It also remains unclear how the US intends to fly bombing raids in Syria without cooperating with Assad's regime. In Iraq, the government explicitly requested American assistance, but Obama has ruled out working together with the Syrian government. Assad maintains effective anti-aircraft systems, though Pollack believes that Assad would not fire at US fighters and drones. "The last thing that Assad wants is an additional fight with the US," he says. But it isn't a certainty.

Russia has been vociferous in its criticism of Obama's plans, with the Foreign Ministry in Moscow saying in a statement that airstrikes would be "an act of aggression" and that such a step, "in absence of a UN Security Council decision, would be ... a gross violation of international law" and would further increase tensions.

Should it come under attack, the US may then feel forced to destroy Syrian airports, fighter jets and anti-aircraft batteries, which would end Syrian control of airspace over large areas now under rebel control. Assad's Syria would shrink to a small strip from Damascus to the coast.
It is more likely that the Assad regime will silently tolerate US airstrikes. Indeed, Western diplomats and intelligence personnel in southern Turkey say that the US has been secretly negotiating with Damascus in recent weeks in the hopes of getting the green light for air raids.
Damascus is eager to win the US as an ally. Syrian Foreign Minister Walid al-Muallem has said that any airstrikes must be carefully coordinated -- though there are large differences between Washington and Damascus's notions of who exactly the enemy is.

Rebels Caught in the Middle

When Islamic State fighters began shelling rebel-controlled Marea from three sides in August, the Syrian air force flew several air raids. But their bombs didn't hit the Islamic State. They instead struck exactly the rebels that are receiving support from the US.

Yassir al-Haji, head of the political opposition in Marea, says two girls died in the town late last week, one after being struck by an Islamic State tank shell and the other as a result of a regime airstrike. "Both sides are shooting at us. Assad's air force is flying sorties against us every day. At the same time, more than 1,000 Islamic State fighters are just five kilometers away -- and are not being bombed," Haji says.

The Islamic State was long a useful enemy for the regime in Damascus, with the jihadist group's brutality making Assad look like the lesser of two evils. Indeed, the Syrian air force refrained from attacking Islamist State positions at all until mid-June. In return, the Islamists focused their fight on other opposition groups -- and financed themselves through oil deals with Damascus. Both Assad and the Islamic State were apparently trying to use each other.

Rise of the Islamic State

But suddenly, the Islamic State became much more powerful than expected. The CIA recently estimated that the group may have as many as 30,000 fighters. Since the jihadists began attacking regime positions in the east, the Syrian air force has been attacking them there. But only there.

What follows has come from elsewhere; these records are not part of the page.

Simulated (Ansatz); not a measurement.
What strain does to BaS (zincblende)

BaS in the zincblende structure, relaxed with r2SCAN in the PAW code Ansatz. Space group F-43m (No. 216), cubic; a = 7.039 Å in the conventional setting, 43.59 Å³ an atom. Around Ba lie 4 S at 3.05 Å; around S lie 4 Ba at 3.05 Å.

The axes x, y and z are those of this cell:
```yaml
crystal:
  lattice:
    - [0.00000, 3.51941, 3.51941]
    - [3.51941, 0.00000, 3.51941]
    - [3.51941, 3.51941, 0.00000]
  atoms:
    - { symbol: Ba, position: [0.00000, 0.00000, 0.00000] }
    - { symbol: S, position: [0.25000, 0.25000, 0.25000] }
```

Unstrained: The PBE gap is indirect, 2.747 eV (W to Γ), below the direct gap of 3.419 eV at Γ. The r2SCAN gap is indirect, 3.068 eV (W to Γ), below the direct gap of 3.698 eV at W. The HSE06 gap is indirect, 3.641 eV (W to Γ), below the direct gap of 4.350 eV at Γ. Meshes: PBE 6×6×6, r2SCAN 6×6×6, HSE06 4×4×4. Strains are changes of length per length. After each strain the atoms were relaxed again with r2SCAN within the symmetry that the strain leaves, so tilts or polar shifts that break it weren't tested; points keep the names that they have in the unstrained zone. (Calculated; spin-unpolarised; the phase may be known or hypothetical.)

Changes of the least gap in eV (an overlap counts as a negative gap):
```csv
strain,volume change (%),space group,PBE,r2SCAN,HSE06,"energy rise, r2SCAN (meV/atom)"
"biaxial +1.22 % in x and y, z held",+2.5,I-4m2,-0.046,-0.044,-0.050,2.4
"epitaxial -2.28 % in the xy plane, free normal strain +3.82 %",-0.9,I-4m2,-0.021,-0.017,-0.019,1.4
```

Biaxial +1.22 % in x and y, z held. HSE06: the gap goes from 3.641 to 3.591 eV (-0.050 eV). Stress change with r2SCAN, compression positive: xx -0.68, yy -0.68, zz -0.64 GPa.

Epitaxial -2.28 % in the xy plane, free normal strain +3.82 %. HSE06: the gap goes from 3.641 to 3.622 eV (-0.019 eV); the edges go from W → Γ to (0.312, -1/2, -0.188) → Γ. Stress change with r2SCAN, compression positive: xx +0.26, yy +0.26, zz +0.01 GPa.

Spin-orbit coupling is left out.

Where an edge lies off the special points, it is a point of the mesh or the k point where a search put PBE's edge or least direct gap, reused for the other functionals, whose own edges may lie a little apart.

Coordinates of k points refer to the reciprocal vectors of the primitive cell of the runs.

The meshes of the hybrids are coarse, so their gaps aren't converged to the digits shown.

The Islamic State is like a parasite and has taken advantage of the weaknesses displayed by its hosts, Syria and Iraq. The terror group is not only made up of fanatics, but also of strategists who prefer eye-catching brutalities to staging provocative attacks in the West. Indeed, this dearth of large-scale attacks abroad led many experts to believe until recently that the Islamic State didn't play in the terrorist big leagues. In January, even Barack Obama compared the group to a high-school's second-tier ("JV") basketball team. What they all missed was that the Islamic State had turned al-Qaeda's concept on its head: Instead of starting off with global terror, the Islamic State was first focusing on conquering territory from which to operate.

In early August, though, Islamic State leaders made a crucial mistake that set off a chain reaction: They attacked the Yazidi and Christian communities in northern Iraq. The fate of the minority groups was greeted with international outrage, and led the US to bomb Islamic State positions in Iraq -- a development the jihadists had seemingly not expected.

The terrorists then beheaded two American journalists in an effort to intimidate the United States. This, too, was not a clever move: Since mid-June, popular US approval for military operations against IS has skyrocketed, with almost three quarters of Americans now in favor. Suddenly, the Islamic State is confronted with a significant opponent.

The Islamic State is made vulnerable by the fact that it behaves like an army instead of a terror organization; captured Humvees, artillery pieces and tanks are clearly identifiable military targets. Many of them have been destroyed by the over 150 sorties thus far flown in Iraq by the US. The Islamic State is much more difficult to fight in urban areas and no cities controlled by the group have been retaken yet.

'Enemies of America'

It is still difficult to predict the effect the American air attacks will have in Syria. Much will depend on who exactly they will be targeting. If Washington adheres to its terror list, it will also have to attack the al-Nusra Front, whose leader once pledged his loyalty to al-Qaida. Nusra's fighters are almost all Syrians -- and most are embittered enemies of the Islamic State. "An attack on Nusra would be the biggest favor that Washington could do to the Islamic State," warns one of the most knowledgeable experts on the Syrian opposition. "It would turn many Sunnis into enemies of America."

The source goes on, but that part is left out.